Speaking in London, the former Prime Minister spelled out the reasons he fears that the voters will come to regret what he describes as “Brexit at any cost”.
IMMIGRATION WILL HARDLY BE CUT
He acknowledged that hostility to levels of immigration was a key factor in last year’s referendum result. Yet he argued that more than half of migrants come from outside the EU – and that leaving the bloc would make no difference to this flow of new arrivals. He claimed that once European Union students and people with firm job offers were taken out of the equation, that would mean a potential post-Brexit cut in immigration of no more than 12 per cent.
Is he right? It’s true that Brexit cannot achieve the huge falls in immigration promised by David Cameron and Theresa May. But it was not clear how he arrived at his 12 per cent figure.
PRICES ARE GOING UP
He said the pound had fallen against the euro by 12 per cent and against the dollar by 20 per cent, which Mr Blair said amounted to the financial markets’ assessment that the country would be poorer as a result of Brexit. “The price of imported goods in the supermarkets is up and thus the cost of living.”

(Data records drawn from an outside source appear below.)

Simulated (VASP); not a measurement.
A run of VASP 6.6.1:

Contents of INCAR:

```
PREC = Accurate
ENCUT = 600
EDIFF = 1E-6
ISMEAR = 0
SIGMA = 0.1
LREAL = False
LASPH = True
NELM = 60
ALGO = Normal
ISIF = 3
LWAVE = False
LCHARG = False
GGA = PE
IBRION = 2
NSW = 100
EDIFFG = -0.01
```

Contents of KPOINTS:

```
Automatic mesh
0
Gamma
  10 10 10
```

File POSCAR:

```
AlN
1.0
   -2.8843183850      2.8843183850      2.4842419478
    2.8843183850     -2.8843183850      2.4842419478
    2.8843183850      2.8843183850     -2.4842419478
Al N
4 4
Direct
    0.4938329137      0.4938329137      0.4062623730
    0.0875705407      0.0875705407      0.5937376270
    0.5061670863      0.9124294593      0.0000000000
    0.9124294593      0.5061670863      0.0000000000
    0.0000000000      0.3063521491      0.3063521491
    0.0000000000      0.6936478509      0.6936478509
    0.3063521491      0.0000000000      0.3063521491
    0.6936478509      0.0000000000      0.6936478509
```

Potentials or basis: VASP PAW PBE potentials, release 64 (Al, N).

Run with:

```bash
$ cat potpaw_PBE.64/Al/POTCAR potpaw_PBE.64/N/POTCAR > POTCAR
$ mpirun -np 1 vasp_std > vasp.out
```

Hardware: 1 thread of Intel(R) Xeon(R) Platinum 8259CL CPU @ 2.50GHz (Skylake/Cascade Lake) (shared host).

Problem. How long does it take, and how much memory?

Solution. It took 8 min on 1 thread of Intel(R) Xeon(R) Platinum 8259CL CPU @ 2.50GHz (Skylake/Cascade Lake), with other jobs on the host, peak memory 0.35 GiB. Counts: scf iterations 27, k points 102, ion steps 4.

Is he right? So far yes, but he ignores the other side of the argument – that the weaker pound makes exports more competitive.
LEAVING THE SINGLE MARKET
He said the market had “been of enormous benefit to the UK, bringing billions of pounds of wealth, hundreds of thousands of jobs and major investment opportunities”.
Is he right? This is certainly the view of the majority of business and political leaders, but Eurosceptics counter that it has strangled business in bureauracy and needless regulation.
LEAVING THE CUSTOMS UNION
EU-related trade – either via the single market or the customs union – amounts to two-thirds of Britain’s exports, he argued. “This impacts everything from airline travel to financial services to manufacturing, sector by sector.”
Is he right? Yes, but Brexit supporters insist that leaving it will put Britain on the path to becoming a leader of global free trade.
LOSING POLITICAL INFLUENCE
Mr Blair cited the example of the UK being left negotiating its own deals on issues like the environment “where we presently benefit from Europe’s collective strength”.
Is he right? Britain will lose the advantage of the collective strength of the EUafter Brexit.
MINISTERS WON’T BE ABLE TO TACKLE DOMESTIC PROBLEMS
Theresa May’s entire focus is on Brexit, he claimed. That meant the Government was not fully facing up to problems like the “severe crisis” in the NHS, improving the education system, helping deprived communities, combating serious crimeand responding to rapid technological change.
Is he right? It’s far too early to tell. It’s certainly true that Brexit is currently preoccupying much of Whitehall.
THE UK COULD BREAK UP
Mr Blair said Scottish independence – narrowly avoided in the 2014 referendum – was “back on the table but this time with a context much more credible for the independence case”.
Is he right? So far there is no sign of an upsurge in support for Scottish independence. That could change once the UK leaves the EU.
NORTHERN IRELAND PEACE UNDERMINED
The former Prime Minister, who negotiated the 1998 Good Friday Agreement, said: “We are already seeing the destabilising impact of negotiation over border arrangements on the Northern Ireland peace process”.
Is he right? The uncertainty over the border certainly can’t help – not least because the DUP and Sinn Fein were on opposite sides of the Brexit debate.